Machine Learning | Random Forest | Olivetti Faces Dataset

Introduction

In this lab, we will use the scikit-learn library to train a random forest on the Olivetti Faces dataset and evaluate the impurity-based feature importance. We will use the feature importances to create a heat map of the pixel importances. We will also parallelize the construction and computation of the predictions within multiple jobs.

VM Tips

After the VM startup is done, click the top left corner to switch to the Notebook tab to access Jupyter Notebook for practice.

Sometimes, you may need to wait a few seconds for Jupyter Notebook to finish loading. The validation of operations cannot be automated because of limitations in Jupyter Notebook.

If you face issues during learning, feel free to ask Labby. Provide feedback after the session, and we will promptly resolve the problem for you.

Load the data and model fitting

We begin by loading the Olivetti Faces dataset and limiting the dataset to contain only the first five classes. Then we train a random forest on the dataset and evaluate the impurity-based feature importance. We will set the number of cores to use for the tasks.
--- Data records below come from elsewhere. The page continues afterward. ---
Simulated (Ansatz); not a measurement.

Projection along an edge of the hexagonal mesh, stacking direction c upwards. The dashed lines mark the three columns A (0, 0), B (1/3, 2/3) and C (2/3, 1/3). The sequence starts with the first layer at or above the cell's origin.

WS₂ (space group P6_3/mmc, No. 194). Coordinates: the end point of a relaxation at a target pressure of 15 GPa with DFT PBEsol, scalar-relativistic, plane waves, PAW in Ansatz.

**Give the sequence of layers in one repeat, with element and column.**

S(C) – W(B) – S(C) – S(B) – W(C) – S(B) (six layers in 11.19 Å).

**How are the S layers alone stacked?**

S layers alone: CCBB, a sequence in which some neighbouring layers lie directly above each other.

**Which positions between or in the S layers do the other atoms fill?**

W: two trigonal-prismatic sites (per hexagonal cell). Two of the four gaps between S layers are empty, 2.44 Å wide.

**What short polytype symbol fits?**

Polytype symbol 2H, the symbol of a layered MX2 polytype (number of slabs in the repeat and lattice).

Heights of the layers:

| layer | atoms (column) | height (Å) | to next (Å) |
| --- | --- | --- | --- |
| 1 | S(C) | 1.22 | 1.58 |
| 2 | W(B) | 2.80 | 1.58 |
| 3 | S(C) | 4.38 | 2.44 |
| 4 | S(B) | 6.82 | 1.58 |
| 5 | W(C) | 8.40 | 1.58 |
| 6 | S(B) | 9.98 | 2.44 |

from sklearn.datasets import fetch_olivetti_faces

## We select the number of cores to use to perform parallel fitting of
## the forest model. `-1` means use all available cores.
n_jobs = -1

## Load the faces dataset
data = fetch_olivetti_faces()
X, y = data.data, data.target

## Limit the dataset to 5 classes.
mask = y < 5
X = X[mask]
y = y[mask]

## A random forest classifier will be fitted to compute the feature importances.
from sklearn.ensemble import RandomForestClassifier

forest = RandomForestClassifier(n_estimators=750, n_jobs=n_jobs, random_state=42)

forest.fit(X, y)

Evaluate Feature Importance

We evaluate the feature importance based on mean decrease in impurity (MDI). Feature importances are provided by the fitted attribute feature_importances_ and they are computed as the mean and standard deviation of accumulation of the impurity decrease within each tree.

import time
import matplotlib.pyplot as plt

start_time = time.time()
img_shape = data.images[0].shape
importances = forest.feature_importances_
elapsed_time = time.time() - start_time

print(f"Elapsed time to compute the importances: {elapsed_time:.3f} seconds")
imp_reshaped = importances.reshape(img_shape)
plt.matshow(imp_reshaped, cmap=plt.cm.hot)
plt.title("Pixel importances using impurity values")
plt.colorbar()
plt.show()

Interpret the Heatmap

The heat map shows the pixel importances. The hotter the pixel, the more important it is. We can observe the important pixels that contribute to the classification of the Olivetti Faces dataset.

Summary

In this lab, we learned how to train a random forest on the Olivetti Faces dataset and evaluate the impurity-based feature importance. We created a heat map of the pixel importances and observed the important pixels that contribute to the classification of the Olivetti Faces dataset.